Education is in Holland a state affair, and not as in Germany, connected with the ecclesiastical polity. Upon the restoration of the House of Orange, it received new patronage and a favourable impulse. Mr. Fliedner laments, that it is too little regulated by a spirit of religion, that emulation is made the predominant motive, that schools are opened and closed without prayer, and conducted without the reading of the Bible, and that the popular school books are merely moral, and not Christian. The first classical instruction is communicated in the Latin schools, to which boys go from the elementary schools, at the age of ten years. The youth proceeds thence either to the Athenaeum or the University. The Latin language is used in lectures and in the replies of the students. The university students are represented as being actuated by great literary enthusiasm. The academical course extends through the whole year, with the exception of a summer vacation of three months. Since 1820, the king of the Netherlands has made the courses at the universities free to all theological students, making up the loss of fees to the professors. He also makes a present of two hundred florins annually to every minister’s son who is pursuing his education. All students, in whatever faculty it may be, bring to the officers of the university their church certificates; yet they are under no particular spiritual or pastoral care, which the author justly censures.…
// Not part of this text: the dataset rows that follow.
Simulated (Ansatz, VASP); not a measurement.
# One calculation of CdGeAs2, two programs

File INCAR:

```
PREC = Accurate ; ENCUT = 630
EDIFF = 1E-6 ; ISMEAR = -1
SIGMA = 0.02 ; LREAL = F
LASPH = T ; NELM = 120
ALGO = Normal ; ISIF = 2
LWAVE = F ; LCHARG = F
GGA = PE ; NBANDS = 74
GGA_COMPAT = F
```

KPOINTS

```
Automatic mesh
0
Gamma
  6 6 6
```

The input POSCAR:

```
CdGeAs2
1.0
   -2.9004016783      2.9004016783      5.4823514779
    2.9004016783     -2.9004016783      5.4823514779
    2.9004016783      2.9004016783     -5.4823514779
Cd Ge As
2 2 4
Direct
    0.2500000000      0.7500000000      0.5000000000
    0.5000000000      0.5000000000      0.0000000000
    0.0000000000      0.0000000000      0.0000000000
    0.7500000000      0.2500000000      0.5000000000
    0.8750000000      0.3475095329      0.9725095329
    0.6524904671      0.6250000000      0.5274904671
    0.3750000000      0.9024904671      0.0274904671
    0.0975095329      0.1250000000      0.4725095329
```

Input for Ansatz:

[The author of the article concluded that] Our readers must already have observed, that since the date of the volumes upon which we have been commenting, great political changes have taken place in Holland and the Netherlands. These cannot but have communicated a shock to the ecclesiastical structure of the Reformed Church, and we await, with solicitude, some satisfactory tidings from a land endeared to us by so many recollections of noble daring in the cause of liberty, and yet nobler enthusiasm in the restitution of primitive faith and order.